Departure Of The Java Hyper-Enthusiasts?
TomH writes "Bruce Eckel has an article at Aritma, where he posits that 'The Java hyper-enthusiasts have left the building, leaving a significant contingent of Java programmers behind, blinking in the bright lights without the constant drumbeat of boosterism.' Has the previous hype of Java and J2EE moved on to Ruby (on Rails) and Python?"
I have to say, I haven't heard near the hype about Ruby and Python that I heard about Java. Although I must admit, the Java hype has died down quite a bit.

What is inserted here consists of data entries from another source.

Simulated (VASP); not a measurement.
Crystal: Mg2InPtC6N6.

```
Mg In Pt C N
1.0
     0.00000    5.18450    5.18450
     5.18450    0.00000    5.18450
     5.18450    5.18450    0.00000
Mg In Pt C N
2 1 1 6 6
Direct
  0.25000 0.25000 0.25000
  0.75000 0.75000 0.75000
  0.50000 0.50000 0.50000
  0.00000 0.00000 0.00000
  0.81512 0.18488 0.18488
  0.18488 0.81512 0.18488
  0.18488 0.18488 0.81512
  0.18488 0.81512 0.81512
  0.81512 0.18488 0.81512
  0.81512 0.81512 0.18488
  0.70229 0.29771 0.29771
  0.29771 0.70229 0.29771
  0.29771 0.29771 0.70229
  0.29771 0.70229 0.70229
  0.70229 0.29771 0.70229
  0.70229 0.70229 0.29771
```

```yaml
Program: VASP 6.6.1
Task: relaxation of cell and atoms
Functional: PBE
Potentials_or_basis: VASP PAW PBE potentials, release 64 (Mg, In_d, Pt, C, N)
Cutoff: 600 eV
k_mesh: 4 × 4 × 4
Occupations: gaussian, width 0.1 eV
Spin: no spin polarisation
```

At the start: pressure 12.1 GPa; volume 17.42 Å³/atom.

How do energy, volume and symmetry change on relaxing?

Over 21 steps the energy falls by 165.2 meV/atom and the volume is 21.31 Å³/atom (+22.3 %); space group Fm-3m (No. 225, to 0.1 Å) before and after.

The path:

That's all a matter of opinion. I'm using python right now in a project, 35,000 lines of python at the moment. I've done Java apps of similar (or larger) size. I find python to have some nice features, but to be pretty badly unsuited for large projects. The lack of information hiding makes it very hard to ensure that fellow programmers use your classes in the way intended (and before anybody says "a good programmer will do what your comments say, so fire the people who just use the code they see" - shut up, it is not possible to hire a team of all super-diligent programmers), small typos in function/variable names aren't caught nearly as quickly, performance is far behind java (which in turn is behind C/C++ of course), etc.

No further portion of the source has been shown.